Art is more than what meets the eye
October 19, 2022
In spending hours upon hours at the Dallas Museum of Art and walking through its many galleries, I bounce between worlds more rich than the summer breeze or sounds of the city outside. Dipping my toes into French waters through Monet’s “Poplars, Pink Effect” or coming face-to-face with Dallas’s racial history through Bowling’s “Winter Evening,” my perspective is unbound.
And I think that’s substantial: art’s very ability to take the viewer on brief excursions outside of time and space is noteworthy. At the DMA, my view isn’t confined by geographic boundaries, for I may peruse Parisian streets for the sheer pleasure of it or I can examine ancient Chinese brushstrokes to garner a deeper understanding of East Asian history and culture.
Oftentimes, art is dismissed as just a pretty thing to look at, but that discounts the subversive and evocative nature of the medium in the first place. Historically, artists have utilized visual art(painting, drawing, etc.)as a means to record events, offering historians a retrospective look into humanity. Think hieroglyphics.
Not only were these cave drawings, often carved on stone as a linguistic mechanism, but they also capture the religious and historical undergirdings of Ancient Egyptian society. Another instance of art being utilized as a historical measure of recording events is apparent in almost every Texas history textbook, The Surrender of Santa Anna by William Henry Huddle.
Most of us have seen the revered image of Antonio López de Santa Anna perched beneath a tree with a broken leg, but we see the piece as more than a detailed work of art. Students and teachers treat it as a historical artifact—a look into the past—through which they can learn and grasp a new understanding of the Battle of the Alamo. This same methodology ought to be extended to all works of art by looking at them with a meticulous, analytical eye. That’s not to say every work of art is retrospective or a gateway into the past; some are just insight into the emotions, religion or political/social views of the artist, which are just as significant.
These pieces of art, created for the emotional release of it all, are not solely pretty things to decorate your room or intone a museum either. Take Vincent Van Gogh. Each self portrait, still life and landscape he painted transports the viewer to southern France while introducing them to the stylistic norms of the era. While taking a long, absorbent look at “Starry Night” doesn’t reveal some underlying epic about France, it does substantiate the impressionist style that many artists maintained and expose a view of the French countryside inaccessible to many, whether geographically or financially.
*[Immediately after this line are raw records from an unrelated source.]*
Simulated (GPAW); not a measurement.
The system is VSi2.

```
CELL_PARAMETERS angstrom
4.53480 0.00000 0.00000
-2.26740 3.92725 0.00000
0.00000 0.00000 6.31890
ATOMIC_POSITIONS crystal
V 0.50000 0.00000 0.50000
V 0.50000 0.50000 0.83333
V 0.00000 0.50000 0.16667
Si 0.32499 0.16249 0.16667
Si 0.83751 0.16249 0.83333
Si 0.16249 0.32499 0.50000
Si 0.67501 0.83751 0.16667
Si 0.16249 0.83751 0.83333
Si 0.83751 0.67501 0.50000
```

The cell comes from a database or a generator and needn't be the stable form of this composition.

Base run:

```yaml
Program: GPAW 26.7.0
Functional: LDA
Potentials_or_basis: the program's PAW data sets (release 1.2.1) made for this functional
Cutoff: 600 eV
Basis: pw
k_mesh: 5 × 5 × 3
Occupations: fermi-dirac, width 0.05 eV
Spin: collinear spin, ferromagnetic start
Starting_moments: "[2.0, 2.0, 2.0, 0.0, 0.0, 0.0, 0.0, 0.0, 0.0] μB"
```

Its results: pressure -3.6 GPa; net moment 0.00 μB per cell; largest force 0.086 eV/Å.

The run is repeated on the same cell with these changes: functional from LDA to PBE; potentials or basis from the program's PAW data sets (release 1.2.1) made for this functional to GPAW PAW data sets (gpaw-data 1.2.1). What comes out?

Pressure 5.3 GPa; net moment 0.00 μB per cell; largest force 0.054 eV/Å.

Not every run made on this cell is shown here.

Viewers witness culture, cuisine and tradition through the sense of sight; though it’s not as exciting as tasting a baguette in a quaint bakery or smelling French buttercream pervading busy streets, it’s sometimes the only look people can get of foreign destinations. A look all too unappreciated.
These trips to new worlds, cultures and ideas are everywhere, stored within the artwork hung on walls that people glance over and caper pass.
It is not limited to museums. Every scroll on social media, glimmer of a billboard in the car and minute watching/reading the news pertains to a bounty of art in many forms. From photographs to videos detailing the creative process, these stories and flickers of cultures worlds away are present. It just takes a willingness to dive into the position of the creator and take up their perspective, realize their views and empathize with their emotions.
In looking for craftsmanship and storytelling within blankets of paint layered like snow or crisp compositions in a photograph, there’s a trip to take and a welcome invitation. Whether it be aweing at the roof of the Sistine Chapel or smiling at a print of Murakami’s flowers, look deeper than the surface because art isn’t just a pretty thing to look at: it’s reflective of foreign worlds ready to be experienced.
And perhaps, you’ll learn to appreciate art just as much as I did roaming the vast halls of the DMA.